ROANOKE TIMES 
                      Copyright (c) 1996, Roanoke Times

DATE: Tuesday, September 17, 1996            TAG: 9609170090
SECTION: VIRGINIA                 PAGE: C-3  EDITION: METRO 
SOURCE: DAN CASEY STAFF WRITER


COUNCIL DELAYS FORGIVING TAP LOAN

A group of residents says it wants the Henry Street Music Center returned to the black community. And angry remarks the group's members delivered to City Council on Monday caused council to at least temporarily shelve plans to forgive a $212,000 loan that was used for asbestos removal in the building.

The 6-1 vote tabled a recommendation by City Manager Bob Herbert that council turn a $212,000 loan to Total Action Against Poverty into a grant and formally acknowledge that it won't be repaid.

The action came after three residents chided the city, TAP and the Roanoke Redevelopment and Housing Authority for the way the city and the community action agency came to own the former Dumas Hotel.

The chief criticism was delivered by Vernice Law, whose son and daughter-in-law, Wilton and Darthula Lash, were the last owners of the old hotel. The Lashes, who live in Fairfax Station, did not attend the council meeting.

Law said her family felt "frustration, disbelief and a sense of betrayal at how their property was forced to be sold to the city and the Roanoke Redevelopment and Housing Authority under threat of condemnation" in the late 1980s.

Her comments continued a theme expressed by residents who participated in a community workshop in August, when the housing authority's acquisition of city neighborhoods over the years was roundly criticized.

TAP took over the Music Center building in 1990 and has since sunk about $800,000 into renovating it.

Law said her aim is to get TAP to sell the building back to her family. Clauses the city manager added into the agreement forgiving the loan would prevent that from ever happening, she argued - a contention the city attorney disputed.

Law urged council to forgive the loan, but without the "strings" attached. One stipulation requires TAP to pay the city 26 percent of the music center's gross revenues for the next five years.

In an April 2 letter to TAP, the Lashes offered the agency $24,000 for the renovated building, exactly what the housing authority paid them years ago.

Ted Edlich, TAP executive director, said after Law spoke that TAP was not interested in selling at that price. He told council it could cost up to $500,000 to finish renovations on the music center's second and third floors.

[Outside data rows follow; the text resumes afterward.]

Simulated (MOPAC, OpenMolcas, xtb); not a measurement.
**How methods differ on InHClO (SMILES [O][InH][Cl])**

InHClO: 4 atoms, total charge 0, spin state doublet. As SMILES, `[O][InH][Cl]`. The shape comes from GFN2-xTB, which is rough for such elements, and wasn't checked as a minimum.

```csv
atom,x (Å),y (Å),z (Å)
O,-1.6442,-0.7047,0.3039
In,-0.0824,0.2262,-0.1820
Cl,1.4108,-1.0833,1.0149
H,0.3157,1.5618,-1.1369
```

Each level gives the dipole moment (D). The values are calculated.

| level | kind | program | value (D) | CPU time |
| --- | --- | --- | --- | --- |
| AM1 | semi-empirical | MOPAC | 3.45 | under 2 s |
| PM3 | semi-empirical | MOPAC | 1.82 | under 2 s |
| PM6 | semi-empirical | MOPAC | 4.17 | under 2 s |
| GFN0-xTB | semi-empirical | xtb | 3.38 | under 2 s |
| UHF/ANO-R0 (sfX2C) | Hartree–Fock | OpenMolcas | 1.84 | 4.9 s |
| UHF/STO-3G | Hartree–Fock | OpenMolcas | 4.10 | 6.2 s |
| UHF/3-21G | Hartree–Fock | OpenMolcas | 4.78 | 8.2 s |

Council made the loan while facing a deadline to accept a $600,000 federal grant it received to renovate the building. Shortly after the agency bought it, TAP discovered asbestos inside, which boosted the price of renovations by $212,000. The money lent to TAP came out of federal Community Development Block Grants the city receives each year.

TAP asked the city for a grant to cover the asbestos removal. City Council offered a loan instead, and Edlich said agency officials accepted the loan knowing there was little chance it would ever be repaid.

The motion delaying action on writing off the loan was offered by Councilman Carroll Swain. Siding with him on a voice vote were Vice Mayor Linda Wyatt and Councilmen Nelson Harris, Jack Parrott, William White and Jim Trout. The lone vote against Swain's motion was cast by Mayor David Bowers.